House Republicans will hold hearing with Robert Hur over Biden report

Man with slicked back hair in a suit looks at a camera
Hur’s report concluded that criminal charges would not be warranted against Biden in relation to wrongly retaining classified material. Photograph: Michael McCoy/Reuters

House Republicans will hold a public hearing next month with special counsel Robert Hur, who investigated Joe Biden’s mishandling of classified documents after his vice-presidency, as the White House counsel reportedly wrote to the attorney general attacking Hur’s commentary on the US president’s memory as a violation of federal policy.

The House judiciary committee, chaired by rightwing Republican Jim Jordan, will hear testimony from Hur on 12 March, two unnamed people familiar with the plans told the Associated Press on Thursday. The White House declined to comment on the plans.

The committee has spearheaded much of the House GOP’s investigations into Biden, including the effort to impeach him. While that effort has floundered, Republicans want to hear from Hur after his report last week offered an unflattering assessment of Biden’s competency and age.
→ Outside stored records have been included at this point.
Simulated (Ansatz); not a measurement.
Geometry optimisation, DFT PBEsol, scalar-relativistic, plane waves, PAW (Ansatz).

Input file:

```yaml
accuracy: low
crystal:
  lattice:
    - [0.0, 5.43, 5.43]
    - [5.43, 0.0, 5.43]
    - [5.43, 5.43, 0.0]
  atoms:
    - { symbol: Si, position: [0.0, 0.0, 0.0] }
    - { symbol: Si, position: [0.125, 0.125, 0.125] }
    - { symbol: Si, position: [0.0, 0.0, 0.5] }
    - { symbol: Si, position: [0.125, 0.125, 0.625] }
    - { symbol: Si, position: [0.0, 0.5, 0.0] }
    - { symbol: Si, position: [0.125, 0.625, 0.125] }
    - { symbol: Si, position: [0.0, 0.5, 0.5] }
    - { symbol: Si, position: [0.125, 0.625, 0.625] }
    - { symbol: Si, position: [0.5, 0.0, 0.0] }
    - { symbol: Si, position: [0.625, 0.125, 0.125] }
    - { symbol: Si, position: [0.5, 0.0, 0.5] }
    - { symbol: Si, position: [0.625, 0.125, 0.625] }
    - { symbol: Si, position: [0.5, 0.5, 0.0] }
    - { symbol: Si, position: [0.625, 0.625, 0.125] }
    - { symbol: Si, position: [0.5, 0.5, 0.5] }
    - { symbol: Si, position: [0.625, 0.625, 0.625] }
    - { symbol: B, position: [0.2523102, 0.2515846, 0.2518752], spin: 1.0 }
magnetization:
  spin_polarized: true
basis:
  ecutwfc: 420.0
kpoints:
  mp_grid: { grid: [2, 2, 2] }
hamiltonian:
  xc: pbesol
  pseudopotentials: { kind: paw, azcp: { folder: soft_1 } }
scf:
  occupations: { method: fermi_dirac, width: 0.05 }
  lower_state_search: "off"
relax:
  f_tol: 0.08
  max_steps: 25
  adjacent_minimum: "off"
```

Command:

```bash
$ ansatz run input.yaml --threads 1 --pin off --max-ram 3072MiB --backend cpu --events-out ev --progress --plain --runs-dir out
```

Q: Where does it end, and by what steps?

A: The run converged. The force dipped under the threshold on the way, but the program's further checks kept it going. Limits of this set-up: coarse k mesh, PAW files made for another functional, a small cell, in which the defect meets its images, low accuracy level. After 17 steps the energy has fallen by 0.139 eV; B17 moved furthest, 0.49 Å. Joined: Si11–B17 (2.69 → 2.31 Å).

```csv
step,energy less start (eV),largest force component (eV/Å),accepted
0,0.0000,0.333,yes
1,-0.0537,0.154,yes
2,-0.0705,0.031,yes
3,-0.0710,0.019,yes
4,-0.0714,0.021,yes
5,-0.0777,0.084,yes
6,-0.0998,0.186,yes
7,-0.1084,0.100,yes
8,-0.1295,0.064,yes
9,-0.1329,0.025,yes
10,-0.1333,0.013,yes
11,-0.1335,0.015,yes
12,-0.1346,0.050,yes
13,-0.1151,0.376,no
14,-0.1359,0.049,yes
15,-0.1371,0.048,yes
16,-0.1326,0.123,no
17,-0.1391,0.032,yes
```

Hur’s report concluded that criminal charges would not be warranted against Biden in relation to wrongly retaining classified material.

But he elaborated by going on to describe vividly the president’s memory recall as vague and having “significant limitations”, while citing the possibility that Biden would present himself to a jury as a “sympathetic, well-meaning, elderly man with a poor memory”.

Biden welcomed the fact that no charges were justified – even if he was out of office – but angrily pushed back on comments about his mental acuity and said his memory is fine, while allies slammed Hur’s focus on that as a “partisan hit job”.

Hur was appointed under Donald Trump to be the US attorney in Maryland.

Meanwhile, on Thursday, Politico reported that White House counsel Ed Siskel wrote to US attorney general Merrick Garland accusing Hur of “openly, obviously and blatantly” violating the Department of Justice’s policies by including his ad hominem negative conjecture alongside his legal conclusion about the president’s actions.

Siskel wrote of Hur’s report, Politico reported, with a link to the letter, that: “We object to the multiple denigrating statements about President Biden’s memory which violate longstanding DOJ practice and policy. The Special Counsel can certainly and properly note that the President lacked memory of a specific fact or series of events. But his report goes further to include allegations that the President has a failing memory in a general sense, an allegation that has no law enforcement purpose.”

The letter was one of several Biden’s lawyers sent before the report was published, pushing back and also comparing Hur’s tactic to that of James Comey in 2016. The then FBI director had investigated Hillary Clinton over her use of private email in office as secretary of state. Declining to indict, Comey chose instead to castigate Clinton’s character just before the 2016 election, where Donald Trump beat her and was later deemed by the department watchdog to have violated protocol.